“I’m fine.” (But your jaw’s been clenched for three days)


I said I was fine.
Five minutes later, I was in the kitchen, staring at the dishwasher like it had personally offended me.
Nothing was wrong.
But everything was too much.

You know that kind of day - when the smallest thing sends you over the edge?
The cabinet door that someone forgets to shut.
The text that needs a “quick reply.”
The sound of someone chewing or breathing too loudly.

I wasn’t mad at the dishwasher.
I was maxed out.
Running on fumes, calling it “being productive,” and pretending caffeine was a personality trait.

That’s the sneaky thing about overwhelm - it doesn’t show up waving red flags.
It builds slowly, while you’re busy keeping it together and saying “I’m fine” through a clenched jaw.
Then one day… boom. You’re arguing with an appliance.


This Week’s Shift

When life feels heavy for no clear reason, you don’t need to power through - you need to pause inside it.
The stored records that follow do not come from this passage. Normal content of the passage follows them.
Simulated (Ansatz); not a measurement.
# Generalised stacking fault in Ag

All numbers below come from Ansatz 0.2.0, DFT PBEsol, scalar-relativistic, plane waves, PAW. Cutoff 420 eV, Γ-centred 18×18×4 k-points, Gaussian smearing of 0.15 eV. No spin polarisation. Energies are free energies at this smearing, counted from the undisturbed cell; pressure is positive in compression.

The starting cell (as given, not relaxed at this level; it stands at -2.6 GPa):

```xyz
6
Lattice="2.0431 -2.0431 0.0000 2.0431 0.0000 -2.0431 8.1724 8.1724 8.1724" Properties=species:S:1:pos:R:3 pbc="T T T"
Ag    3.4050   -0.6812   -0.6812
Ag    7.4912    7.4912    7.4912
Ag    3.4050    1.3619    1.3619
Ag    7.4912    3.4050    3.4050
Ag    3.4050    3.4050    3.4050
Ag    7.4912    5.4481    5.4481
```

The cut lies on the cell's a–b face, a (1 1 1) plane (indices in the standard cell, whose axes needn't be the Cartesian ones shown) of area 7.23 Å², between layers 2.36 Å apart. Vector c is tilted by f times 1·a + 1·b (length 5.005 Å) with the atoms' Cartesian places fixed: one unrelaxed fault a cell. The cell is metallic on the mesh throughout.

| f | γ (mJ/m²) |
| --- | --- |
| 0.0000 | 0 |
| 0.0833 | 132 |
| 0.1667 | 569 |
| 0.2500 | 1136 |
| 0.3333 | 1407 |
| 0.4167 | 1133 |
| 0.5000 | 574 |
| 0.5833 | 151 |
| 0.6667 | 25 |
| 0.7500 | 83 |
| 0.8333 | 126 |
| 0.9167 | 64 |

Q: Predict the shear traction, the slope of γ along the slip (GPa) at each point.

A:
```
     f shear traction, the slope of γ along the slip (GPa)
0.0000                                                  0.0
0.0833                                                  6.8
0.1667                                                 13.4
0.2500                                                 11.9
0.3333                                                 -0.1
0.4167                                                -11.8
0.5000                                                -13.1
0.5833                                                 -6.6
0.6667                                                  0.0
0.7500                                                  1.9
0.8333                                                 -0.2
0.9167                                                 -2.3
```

  1. Stop moving. Just for sixty seconds. Let your shoulders drop. Seriously - drop them.
  2. Name out loud what’s really there. “I feel tired.” “I’m touched out.” “I need a break before I break something.”
  3. Do one small thing that tells your body it’s safe.
    Step outside. Sit in your car in silence. Breathe slower. Pretend you’re on a commercial break from your own life.

It’s not about fixing everything - it’s about shifting your current state.
Sometimes the goal isn’t to feel amazing - it’s to feel a little less like the dishwasher’s out to get you.

That day taught me this: you don’t always need a full reset.
Sometimes you need a small shift - the kind that reminds your body it’s okay to exhale.

And if you’ve been living in that “I’m fine” zone lately - biting your tongue, holding it all in, or silently narrating your breakdown in your head - you’ll want this...

It’s a free guide to stop saying 'you're fine' and what to say instead.
It’s free, quick, and full of simple, neuroscience-backed ways to calm your body, find words that feel real, and speak up without guilt. Basically, it’s the thing I wish someone had handed me before the dishwasher incident.

If you’ve been there too, know this - you’re in good company.

Hit reply and tell me what part hit home.

Certified Life & Communication Coach
Founder, RealWomen Connect™

If you know someone who’s one dishwasher beep away from losing it, forward this to them. And if they could use more real talk and small shifts like this, they can join Shift Happens HERE.

ShiFt Happens

ShiFt Happens is a weekly email for people who are tired of replaying conversations in their head. It’s about saying what you mean, holding your ground, and handling conflict without spiraling. It’s practical psychology for real life - the kind you can use the same day you read it. 650+ people read it every week. If you’re in, subscribe.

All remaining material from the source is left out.